With the indirect register addressing all prederefed run cores (Prederefed, CGP, Switch) are currently not functional, as these run cores have absolute addresses in the prederefed code.
I see two ways to fix it:
1) use frame pointer relative addressing: + prederefed code is usable by different threads too - ~4 times increase in code size of core_ops_*.{c,o} [1]
2) Re-prederef on function calls, if frame pointer differs + no impact on code size - needs precise code length of functions - threads need distinct prederefed code - possibly slower then 1)
Comments welcome, leo
[1] due to absolute addressing a constant argument and a register argument have the same code, set_i_ic and set_i_i are the same.
At 11:13 AM +0200 10/28/04, Leopold Toetsch wrote:
>With the indirect register addressing all prederefed run cores >(Prederefed, CGP, Switch) are currently not functional, as these run >cores have absolute addresses in the prederefed code.
>I see two ways to fix it:
>1) use frame pointer relative addressing: > + prederefed code is usable by different threads too > - ~4 times increase in code size of core_ops_*.{c,o} [1]

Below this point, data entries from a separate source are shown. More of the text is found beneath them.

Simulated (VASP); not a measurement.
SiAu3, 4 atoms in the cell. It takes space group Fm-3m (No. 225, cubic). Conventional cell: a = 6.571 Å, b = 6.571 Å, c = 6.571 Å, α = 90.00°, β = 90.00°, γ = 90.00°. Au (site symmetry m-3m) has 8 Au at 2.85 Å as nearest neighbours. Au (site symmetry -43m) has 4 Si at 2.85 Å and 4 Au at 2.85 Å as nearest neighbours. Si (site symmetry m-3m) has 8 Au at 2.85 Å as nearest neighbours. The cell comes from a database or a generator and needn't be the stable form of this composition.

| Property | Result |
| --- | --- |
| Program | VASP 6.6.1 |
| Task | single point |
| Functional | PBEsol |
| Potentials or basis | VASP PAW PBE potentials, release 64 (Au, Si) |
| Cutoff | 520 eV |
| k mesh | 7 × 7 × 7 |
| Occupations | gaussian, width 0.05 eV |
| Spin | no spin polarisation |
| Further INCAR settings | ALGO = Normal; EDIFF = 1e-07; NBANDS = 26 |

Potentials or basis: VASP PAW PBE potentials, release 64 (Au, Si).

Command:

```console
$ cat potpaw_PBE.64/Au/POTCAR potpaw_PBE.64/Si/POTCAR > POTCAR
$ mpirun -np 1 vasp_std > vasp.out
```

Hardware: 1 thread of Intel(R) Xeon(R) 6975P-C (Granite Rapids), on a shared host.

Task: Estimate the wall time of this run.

>2) Re-prederef on function calls, if frame pointer differs > + no impact on code size > - needs precise code length of functions > - threads need distinct prederefed code > - possibly slower then 1)
Or 3) Toss the prederef stuff entirely. -- Dan
--------------------------------------it's like this------------------- Dan Sugalski even samurai d...@sidhe.org have teddy bears and even teddy bears get drunk
Dan Sugalski wrote: > Or 3) Toss the prederef stuff entirely.
Which might not be quite as bad as it sounds: on at least one "strange platform" (IA64 HP-UX) the native C compiler gets the switch core running faster than the prederef core! (!)
Dan Sugalski wrote: > At 11:13 AM +0200 10/28/04, Leopold Toetsch wrote:
>> 1) use frame pointer relative addressing: >> + prederefed code is usable by different threads too >> - ~4 times increase in code size of core_ops_*.{c,o} [1]
>> 2) Re-prederef on function calls, if frame pointer differs >> + no impact on code size >> - needs precise code length of functions >> - threads need distinct prederefed code >> - possibly slower then 1)
> Or 3) Toss the prederef stuff entirely.
Well, the prederefed function core (parrot -P) is for sure not necessary. Are still remaining CGP and switched core, which is prederefed too. CGP is by far the fasted run-core for JIT-less architectures, if CGoto is available. The switched core can of course run w/o prederef too.
But one thing is nice with prederef: it's by far the simplest way to create a safe run core that verifies opcode arguments. This could of course be done w/o predereferencing afterwords, but while you are checking function args, predereferencing these is of almost zero cost.
Using option 1) above isn't really complicated. The problem we have is code size and opcode count, which is a problem with the CGoto core too.
I've proposed not too long ago to toss all opcode variants with constants and just leave:
set I, Ic set N, Nc set S, Sc
Immediate constants aren't really that useful with RISC cpus. You might have a look at e.g. jit/arm/jit_emit.h:459 ff.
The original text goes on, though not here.